Commencement
Leaders in entertainment, education and literature to be honored at May 19th Commencements
The president of MTV Networks Entertainment, an influential film critic, a prominent sociologist and social activist, and a lauded writer and winner of a McArthur Foundation ‘genius’ grant each will receive honorary degrees at Emerson College’s Commencement exercises on Monday, May 19, at the Citi Center/Wang Theatre.
Some 750 bachelor’s degrees will be conferred at the 128th annual undergraduate ceremony, which begins at 11 a.m. Three hundred and twenty-five master’s degrees will be conferred during the graduate exercises, which start at 3 p.m. Receptions for family and friends will be held on Boston Common following each event.

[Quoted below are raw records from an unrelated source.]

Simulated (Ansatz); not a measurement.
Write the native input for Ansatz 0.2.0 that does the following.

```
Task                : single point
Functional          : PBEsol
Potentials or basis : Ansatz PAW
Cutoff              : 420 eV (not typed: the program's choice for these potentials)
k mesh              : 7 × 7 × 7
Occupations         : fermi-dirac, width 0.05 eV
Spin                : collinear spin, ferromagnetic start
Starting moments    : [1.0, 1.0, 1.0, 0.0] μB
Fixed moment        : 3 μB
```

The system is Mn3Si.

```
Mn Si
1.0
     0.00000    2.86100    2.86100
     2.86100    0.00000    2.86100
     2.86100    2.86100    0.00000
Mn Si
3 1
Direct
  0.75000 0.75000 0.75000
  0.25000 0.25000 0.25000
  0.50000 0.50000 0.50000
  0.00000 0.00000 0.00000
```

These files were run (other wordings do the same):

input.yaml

MTV president and Emerson alumnus Doug Herzog ’81 (r) will deliver the undergraduate address. Herzog is former president of Comedy Central, where he spearheaded several current signature standouts, including the Emmy and Peabody Award-winning series The Daily Show with Jon Stewart and South Park.
Herzog will receive an honorary degree along with film critic Andrew Sarris, who served as film critic for the Village Voice for almost 30 years and as the editor of the English-language version of the influential French film magazine Cahiers du Cinema. He is best known as the primary spokesman for the “politique des auteurs” -- or auteur theory.
The graduate address will be delivered by Rebecca Newberger Goldstein, a philosophy professor who has authored short stories, essays, biographies and five novels, including the critically acclaimed novel, The Mind-Body Problem. She won a MacArthur prize in 1996 in recognition of “novels and short stories (that) dramatize the concerns of philosophy without sacrificing the demands of imaginative storytelling."
Goldstein will receive an honorary degree along with Charles V. Willie, the Charles William Eliot Professor of Education Emeritus at Harvard University’s Graduate School of Education. Willie’s 50 years of teaching, research and public policy initiatives have focused on education, family affairs, public health, community organizations and race and ethnic relations.